Black v. Emporium Dry Goods Co.

129 Wash. 100 | Wash. | 1924

Mackintosh, J.

The defendant corporation was the maker of a promissory note payable to the plaintiff and indorsed by the deceased, Robert Weir, then *101husband of the appellant. This suit was brought upon the note against the maker and indorser, and judgment was made for the plaintiff.

The note was dated January 11, 1920, and was for ninety days. The defense on behalf of the appellant was that the deceased had had no notice of dishonor or non-payment by the maker, therefore the indorser could not be held liable. The testimony showed that the note had been presented to the maker for payment, but we are satisfied from an examination of the record that no notice of dishonor had been given to the in-dorser, and he was therefore discharged from liability.

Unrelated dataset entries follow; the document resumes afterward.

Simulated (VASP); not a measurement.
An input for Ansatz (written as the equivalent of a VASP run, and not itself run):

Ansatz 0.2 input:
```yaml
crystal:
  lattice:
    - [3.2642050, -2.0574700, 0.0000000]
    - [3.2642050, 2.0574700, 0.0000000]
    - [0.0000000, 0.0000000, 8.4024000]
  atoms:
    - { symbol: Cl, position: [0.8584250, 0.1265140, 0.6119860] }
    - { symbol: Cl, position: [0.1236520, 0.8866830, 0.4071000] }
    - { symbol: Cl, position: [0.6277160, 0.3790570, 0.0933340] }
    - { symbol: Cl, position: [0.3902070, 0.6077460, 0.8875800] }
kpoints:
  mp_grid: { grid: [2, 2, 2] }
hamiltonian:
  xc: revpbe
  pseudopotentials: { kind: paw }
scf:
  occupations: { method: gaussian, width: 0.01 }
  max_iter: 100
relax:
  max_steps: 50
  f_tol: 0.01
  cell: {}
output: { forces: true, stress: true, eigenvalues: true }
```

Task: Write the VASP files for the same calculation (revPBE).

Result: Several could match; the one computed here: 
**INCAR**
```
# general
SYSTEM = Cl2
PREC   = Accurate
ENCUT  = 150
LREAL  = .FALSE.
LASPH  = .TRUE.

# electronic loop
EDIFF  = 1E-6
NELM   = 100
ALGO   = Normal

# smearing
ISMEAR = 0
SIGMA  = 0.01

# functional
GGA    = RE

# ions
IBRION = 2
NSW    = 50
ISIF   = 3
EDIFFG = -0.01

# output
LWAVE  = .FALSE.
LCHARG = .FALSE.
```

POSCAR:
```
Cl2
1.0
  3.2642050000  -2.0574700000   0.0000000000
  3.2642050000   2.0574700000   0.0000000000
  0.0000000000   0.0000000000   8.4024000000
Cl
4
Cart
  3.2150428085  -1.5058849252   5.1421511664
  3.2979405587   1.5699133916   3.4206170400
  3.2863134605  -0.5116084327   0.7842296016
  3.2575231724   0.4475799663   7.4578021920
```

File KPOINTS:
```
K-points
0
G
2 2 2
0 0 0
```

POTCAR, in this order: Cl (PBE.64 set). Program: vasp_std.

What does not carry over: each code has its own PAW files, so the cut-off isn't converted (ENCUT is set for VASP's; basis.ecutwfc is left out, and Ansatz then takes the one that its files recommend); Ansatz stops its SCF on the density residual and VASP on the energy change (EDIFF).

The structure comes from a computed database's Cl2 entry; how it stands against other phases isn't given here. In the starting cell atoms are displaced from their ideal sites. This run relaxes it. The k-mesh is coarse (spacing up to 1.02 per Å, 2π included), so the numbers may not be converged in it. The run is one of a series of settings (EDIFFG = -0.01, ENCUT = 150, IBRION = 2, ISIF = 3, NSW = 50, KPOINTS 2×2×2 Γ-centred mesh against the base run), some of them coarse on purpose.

Section 3462, Rem. Comp. Stat. [P. C. § 4142], provides :

“Where the instrument is not payable on demand, presentment must be made on the day it falls due. Where it is payable on demand, presentment must be made within a reasonable time after its issue, except that in the case of a bill of exchange, presentment for payment will be sufficient if made within a reasonable time after the last negotiation thereof.”

Section 3479, Rem. Comp. Stat. [P. C. § 4160], provides:

“Except as herein otherwise provided, when a negotiable instrument has been dishonored by nonacceptance or nonpayment, notice of dishonor must be given to the drawer and to each indorser, and any drawer or indorser to whom such notice is not given is discharged.”

It is claimed by the respondent that it was not necessary to give notice of the dishonor to the indorser, for the reason that the note' was made for the indorser’s accommodation. Section 3505, Rem. Comp. Stat. [P. C. § 4186], reads:

“Notice of dishonor is not required to be given to ah indorser in either of the following cases— . . . *1023. Where the instrument was made or accepted for his accommodation. ’ ’

Section 3471, Rem Comp. Stat. [P. C. § 4151], is:

“Presentation for payment is not required in order to charge an indorser where the instrument was made or accepted for his accommodation and he has no reason to expect that the instrument will be paid if presented. ’ ’

This claim is based upon the holding in Fosdick v. Government Mineral Springs Hotel Co., 115 Wash. 127, 196 Pac. 652, a case in which the maker of a note was insolvent at the time of its making, and it was therefore apparent that the indorser had “no reason to expect the instrument would be paid if presented.” The record does not disclose any such condition here. There is some slight evidence that at the time the note became due the maker was not in position to pay it and may have been insolvent, but the record is entirely barren of any evidence showing that, at the time the note was given, the maker was in that condition, and therefore the ruling in the Fosdick case has no applicability here. No notice of dishonor having been given to the indorser, it is unnecessary to discuss the question which is raised as to the admissibility of a transaction had with a deceased person, under § 1211, Rem. Comp. Stat. [P. C. § 7722].

The judgment is reversed and the action dismissed as to the appellant.

Main, C. J., Parker, Holcomb, and Tolmak, JJ., concur.